Leeds United owner Massimo Cellino has offered Brian McDermott fresh hope of avoiding the sack by insisting the club’s manager was “my last problem” and denying that he had spoken to other coaches about taking the job at Elland Road.
Cellino said he and McDermott would “speak to each other, 100 per cent” in the days ahead and voiced sympathy for United’s boss, saying: “This situation would have been impossible for anyone, not just him.”
Previous comments from the Italian have given few hints of outright support for McDermott, and Cellino’s failure to meet with the 53-year-old last week – a meeting at which McDermott planned to discuss his retained list and summer transfer targets – cast further doubt on the likelihood of the ex-Reading manager remaining at Elland Road beyond the end of this season.
McDermott has two years left on his contract with Leeds but is yet to receive Cellino’s backing or any firm assurances about his future.
United have one game of the season remaining – at home to Derby County this weekend – after beating Birmingham City 3-1 on Saturday.

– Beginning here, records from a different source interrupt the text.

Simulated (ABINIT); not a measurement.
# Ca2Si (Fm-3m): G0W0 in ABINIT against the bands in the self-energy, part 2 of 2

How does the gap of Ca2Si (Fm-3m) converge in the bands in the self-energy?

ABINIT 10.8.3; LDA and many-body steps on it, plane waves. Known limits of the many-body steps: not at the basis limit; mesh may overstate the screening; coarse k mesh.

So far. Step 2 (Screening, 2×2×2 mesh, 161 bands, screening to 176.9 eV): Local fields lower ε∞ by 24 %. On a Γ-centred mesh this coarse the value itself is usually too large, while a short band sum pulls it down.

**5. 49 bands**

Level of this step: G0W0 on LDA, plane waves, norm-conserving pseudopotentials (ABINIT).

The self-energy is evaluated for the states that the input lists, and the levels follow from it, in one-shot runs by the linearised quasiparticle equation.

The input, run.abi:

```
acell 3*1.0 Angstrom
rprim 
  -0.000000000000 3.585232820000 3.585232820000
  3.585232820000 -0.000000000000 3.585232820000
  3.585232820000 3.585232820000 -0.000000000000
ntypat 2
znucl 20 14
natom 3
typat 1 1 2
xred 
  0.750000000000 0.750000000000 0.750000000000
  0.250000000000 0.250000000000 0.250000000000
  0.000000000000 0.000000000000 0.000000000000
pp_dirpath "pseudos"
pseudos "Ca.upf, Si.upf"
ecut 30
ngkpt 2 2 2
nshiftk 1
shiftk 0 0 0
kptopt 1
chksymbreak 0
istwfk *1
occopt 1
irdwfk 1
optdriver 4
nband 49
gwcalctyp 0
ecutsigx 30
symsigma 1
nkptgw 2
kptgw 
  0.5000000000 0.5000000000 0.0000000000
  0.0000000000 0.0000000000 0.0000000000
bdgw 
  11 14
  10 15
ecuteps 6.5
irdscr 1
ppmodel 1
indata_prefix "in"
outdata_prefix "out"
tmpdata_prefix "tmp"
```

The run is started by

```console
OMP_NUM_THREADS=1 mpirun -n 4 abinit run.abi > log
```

Cellino missed the victory after flying to Sardinia to watch his Italian club Cagliari play Parma yesterday.
Speaking to the YEP, Cellino said: “I’m going to talk to Brian.
“We will speak to each other 100 per cent and I will speak to him honestly. There is so much going on at Leeds and already I’ve changed my mind 10 times about a lot of things. But let me tell you, the coach is my last problem here.
“There are much bigger problems.” Asked if he had approached potential replacements for McDermott, Cellino said: “I haven’t talked to other coaches.”
United have won three of their last four league games, the club’s best sequence of form since November.
Cellino was conciliatory towards McDermott and directed criticism at Gulf Finance House, the Bahraini bank he bought out on April 7.
“Brian’s a good man but they (GFH) took his soul and he’s unhappy,” Cellino said.
“He had a dream, he had promises but then he came here and found a f****** nightmare.
“Because of that, I don’t think he’s been able to be himself. He’s been someone else.
“He started on the wrong foot, he was told a lot of bulls**t and the best coach in the world wouldn’t have done better. That is true.
“He was a good coach at Reading and maybe he can be a good coach here. But he isn’t a manager.”